I got unexpected free days the past weeks and I thought to spend some of the time cleaning and organizing my things kept in storage. I’ve put off the task for as long as I can remember. I thought, who’s going to do the job? Would I let anyone considering there are certain information in there somewhere, details nobody would willingly offer their parents even on one-on-one talks or their children as stories for bedtime.
Mother did organize my things once when I was away. I knew she came upon those stuff though the extent of her discovery is best left to my imagination. In any case she has not spoken to me about them although I’ve heard hints now and then which I ignore as all those now are effectively behind me.
The task turned out to be rather enjoyable. Like I was on a treasure hunt. There on the floor is my life, at least a significant part of. Time has reduced experiences to these. Incredible but bizarre. I spent considerable time poring over old letters and photographs, received and unsent, many I forgot I still had.

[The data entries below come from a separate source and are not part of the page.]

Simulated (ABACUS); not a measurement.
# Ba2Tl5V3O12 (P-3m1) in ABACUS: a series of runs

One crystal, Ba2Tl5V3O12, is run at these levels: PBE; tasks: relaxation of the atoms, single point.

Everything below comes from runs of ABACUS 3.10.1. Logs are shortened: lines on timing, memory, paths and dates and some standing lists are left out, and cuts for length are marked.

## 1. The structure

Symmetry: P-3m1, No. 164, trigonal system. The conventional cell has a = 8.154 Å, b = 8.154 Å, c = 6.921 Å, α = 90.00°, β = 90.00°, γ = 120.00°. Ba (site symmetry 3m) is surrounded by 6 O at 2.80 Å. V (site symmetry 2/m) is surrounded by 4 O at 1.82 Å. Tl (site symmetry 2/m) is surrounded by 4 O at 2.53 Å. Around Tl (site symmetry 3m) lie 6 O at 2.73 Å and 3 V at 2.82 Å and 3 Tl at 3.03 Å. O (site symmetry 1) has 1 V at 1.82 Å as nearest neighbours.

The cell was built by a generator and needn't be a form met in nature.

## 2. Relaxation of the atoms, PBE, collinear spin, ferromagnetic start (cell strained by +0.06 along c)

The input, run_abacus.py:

I realized that one, I’ve lost communication with many friends from that time (some are approaching 60 now!). How that happened I don’t remember. Two, there were then relatively more photos in which I was included. These days, I loathe having my picture taken. Lastly, and this relates to the first, I gradually stopped communicating. Why is that I think I know but which I haven’t consciously explored yet. Maybe when I’m ready. Maybe at 60.
For now, there really is value in decluttering and organizing personal stuff. Important things are made prominent and visible. You now know where things are at. And the product of this clarity is lightness.